As the EC’s data identifies, the mandatory notification regimes have proven to be highly over-inclusive: only 1% of notified M&A deals raised subsidies concerns sufficient to warrant an in-depth review,2 and less than 0.1% of procurement declarations provided to the EC have led to an in-depth investigation, across a much higher volume than expected.3
Businesses need to undertake extensive group-wide data collection and disclosure for transactions that do not present any meaningful risk of distortive foreign subsidies.
The German government, and others, had pressed for “a fundamental redesign” and “a comprehensive reform and cutback of the FSR to slash the significant unnecessary burden on and uncertainty for companies” that must “go beyond merely proposing targeted amendments.”

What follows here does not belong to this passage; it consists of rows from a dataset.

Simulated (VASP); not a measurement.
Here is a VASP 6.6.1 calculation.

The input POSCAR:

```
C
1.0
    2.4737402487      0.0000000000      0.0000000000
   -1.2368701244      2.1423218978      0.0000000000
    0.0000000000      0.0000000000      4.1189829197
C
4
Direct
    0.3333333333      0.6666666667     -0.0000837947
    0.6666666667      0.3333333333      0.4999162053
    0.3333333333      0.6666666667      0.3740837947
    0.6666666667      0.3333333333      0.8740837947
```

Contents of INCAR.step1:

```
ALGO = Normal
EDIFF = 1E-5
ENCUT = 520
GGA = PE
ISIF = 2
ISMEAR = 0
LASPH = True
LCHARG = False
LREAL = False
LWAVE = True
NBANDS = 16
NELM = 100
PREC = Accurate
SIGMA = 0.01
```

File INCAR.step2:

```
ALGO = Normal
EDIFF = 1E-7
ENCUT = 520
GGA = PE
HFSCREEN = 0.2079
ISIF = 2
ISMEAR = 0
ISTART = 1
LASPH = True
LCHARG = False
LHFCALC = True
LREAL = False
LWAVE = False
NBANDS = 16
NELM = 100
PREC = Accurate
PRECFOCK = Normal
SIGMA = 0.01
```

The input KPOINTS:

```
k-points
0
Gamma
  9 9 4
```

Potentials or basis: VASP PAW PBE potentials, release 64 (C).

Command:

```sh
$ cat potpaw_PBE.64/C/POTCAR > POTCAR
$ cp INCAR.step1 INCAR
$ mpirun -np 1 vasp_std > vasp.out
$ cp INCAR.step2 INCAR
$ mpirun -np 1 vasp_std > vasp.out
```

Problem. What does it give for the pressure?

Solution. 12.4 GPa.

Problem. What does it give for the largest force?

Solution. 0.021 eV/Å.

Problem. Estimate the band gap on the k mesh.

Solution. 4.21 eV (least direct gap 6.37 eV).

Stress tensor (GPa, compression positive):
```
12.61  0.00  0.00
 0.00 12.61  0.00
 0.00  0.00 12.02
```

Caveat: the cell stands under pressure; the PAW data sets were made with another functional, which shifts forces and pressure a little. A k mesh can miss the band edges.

We summarized many of the current issues with the FSR as part of our latest Global trends in merger control enforcement report and our September 2025 overview, and we contributed to last year’s consultation.
Fit for purpose?
Against that backdrop, the documents published in the review have a striking difference in focus.
The main EC report, and the accompanying detailed staff report, generally approve of how the FSR has been implemented.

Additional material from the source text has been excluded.